Dear SASFED Affiliate,
You may recall the work of the American University with the Documentary Filmmakers Association of South Africa and the Black Filmmakers Network of a few months back. This is an ongoing project the collective teams are forging ahead on towards a "Code of Best Practices" document for our industry in terms of Intellectual Property Usage.
You may also be aware of the Code of Best Practices in Fair Use for Online Video (part of the collection of such Codes at centerforsocialmedia.org/fairuse) last summer. They have now put together a video about the Code. Google provided funds to their partner, Tony Falzone's Fair Use Project at Stanford Law School and the Center for Social Media provided the creative and professional package and made the film. It's up on YouTube and a variety of other sites. Hope it's useful and if it finds itself in some other news to your networks - we'd really appreciate it.
American University’s Center for Social Media and AU’s Program on Information Justice and Intellectual Property, in collaboration with Stanford Law School’s Fair Use Project, are launching a new video explaining how online video creators can make remixes, mashups and other common online video genres with the knowledge that they are staying within copyright law.
The video, titled Remix Culture: Fair Use Is Your Friend, explains the Code of Best Practices in Fair Use for Online Video, a first of its kind document—coordinated by AU professors Pat Aufderheide and Peter Jaszi—outlining what constitutes fair use in online video. The code was released July 2008.
“This video lets people know about the code, an essential creative tool, in the natural language of online video. The code protects this emerging zone from censorship and self-censorship,” said Aufderheide, director of the Center for Social Media and a professor in AU’s School of Communication. “Creators, online video providers, and copyright holders will be able to know when copying is stealing and when it’s legal.”
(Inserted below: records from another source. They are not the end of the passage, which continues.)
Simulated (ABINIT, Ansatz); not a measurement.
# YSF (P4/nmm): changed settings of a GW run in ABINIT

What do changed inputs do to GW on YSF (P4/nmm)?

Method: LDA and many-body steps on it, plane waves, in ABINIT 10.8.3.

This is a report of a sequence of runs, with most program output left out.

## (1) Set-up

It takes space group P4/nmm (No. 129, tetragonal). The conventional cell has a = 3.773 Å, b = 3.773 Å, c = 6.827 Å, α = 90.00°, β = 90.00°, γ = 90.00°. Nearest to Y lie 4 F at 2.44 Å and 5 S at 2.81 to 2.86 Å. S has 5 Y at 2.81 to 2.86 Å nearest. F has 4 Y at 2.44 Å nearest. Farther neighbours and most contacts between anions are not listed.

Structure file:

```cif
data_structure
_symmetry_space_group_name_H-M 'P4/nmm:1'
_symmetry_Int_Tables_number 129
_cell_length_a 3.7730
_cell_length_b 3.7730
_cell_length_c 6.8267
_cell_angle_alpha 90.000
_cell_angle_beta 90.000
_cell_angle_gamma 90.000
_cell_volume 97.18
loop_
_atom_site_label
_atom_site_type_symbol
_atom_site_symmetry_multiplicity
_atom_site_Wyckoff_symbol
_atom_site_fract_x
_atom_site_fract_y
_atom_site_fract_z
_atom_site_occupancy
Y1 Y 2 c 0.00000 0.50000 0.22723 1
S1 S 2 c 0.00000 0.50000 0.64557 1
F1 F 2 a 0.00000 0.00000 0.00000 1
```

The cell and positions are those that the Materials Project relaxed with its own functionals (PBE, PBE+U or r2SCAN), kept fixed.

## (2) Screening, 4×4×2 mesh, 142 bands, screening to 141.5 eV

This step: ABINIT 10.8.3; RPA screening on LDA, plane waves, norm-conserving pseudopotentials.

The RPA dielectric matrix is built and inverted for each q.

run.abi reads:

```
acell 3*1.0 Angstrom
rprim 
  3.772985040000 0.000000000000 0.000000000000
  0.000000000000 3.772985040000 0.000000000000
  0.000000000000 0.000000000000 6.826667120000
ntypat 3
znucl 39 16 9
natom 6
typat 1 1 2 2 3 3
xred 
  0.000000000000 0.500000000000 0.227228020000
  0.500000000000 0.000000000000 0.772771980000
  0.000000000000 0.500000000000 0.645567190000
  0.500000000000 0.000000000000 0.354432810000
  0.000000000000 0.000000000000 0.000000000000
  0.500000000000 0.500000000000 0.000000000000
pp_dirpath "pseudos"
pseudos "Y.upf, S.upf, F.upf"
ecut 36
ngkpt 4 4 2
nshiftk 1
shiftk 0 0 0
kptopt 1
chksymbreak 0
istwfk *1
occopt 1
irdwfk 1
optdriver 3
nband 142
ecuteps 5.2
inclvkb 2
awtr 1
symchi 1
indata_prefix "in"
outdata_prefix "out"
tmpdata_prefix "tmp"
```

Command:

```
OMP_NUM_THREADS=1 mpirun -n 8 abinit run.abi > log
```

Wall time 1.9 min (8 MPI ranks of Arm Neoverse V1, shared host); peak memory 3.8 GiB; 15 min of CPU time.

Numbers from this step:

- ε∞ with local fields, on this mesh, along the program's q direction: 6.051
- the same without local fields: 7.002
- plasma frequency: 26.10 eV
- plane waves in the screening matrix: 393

Like the code, the video identifies six kinds of unlicensed uses of copyrighted material that may be considered fair, under certain limitations. They are:
• Commenting or critiquing of copyrighted material
• Use for illustration or example
• Incidental or accidental capture of copyrighted material
• Memorializing or rescuing of an experience or event
• Use to launch a discussion
• Recombining to make a new work, such as a mashup or a remix, whose elements depend on relationships between existing works
For instance, a blogger’s critique of mainstream news is commentary. The fat cat sitting on the couch watching television is an example of incidental capture of copyrighted material. Many variations on the popular online video “Dramatic Chipmunk” may be considered fair use because they recombine existing work to create new meaning. “The fair use doctrine is every bit as relevant in the digital domain as it has been for almost two centuries in the print environment,” said Jaszi, founder of the Program for Information Justice and Intellectual Property and a professor of law in AU’s Washington College of Law. “Here we see again the strong connection between the fair use principle in copyright and the guarantee of freedom of speech in the Constitution.”
Remix Culture: Fair Use Is Your Friend is a collaborative project of the Center for Social Media—a center of AU’s School of Communication—and the Program on Information Justice and Intellectual Property—a program of AU’s Washington College of Law—along with Stanford Law School’s Fair Use Project. It was funded by Google.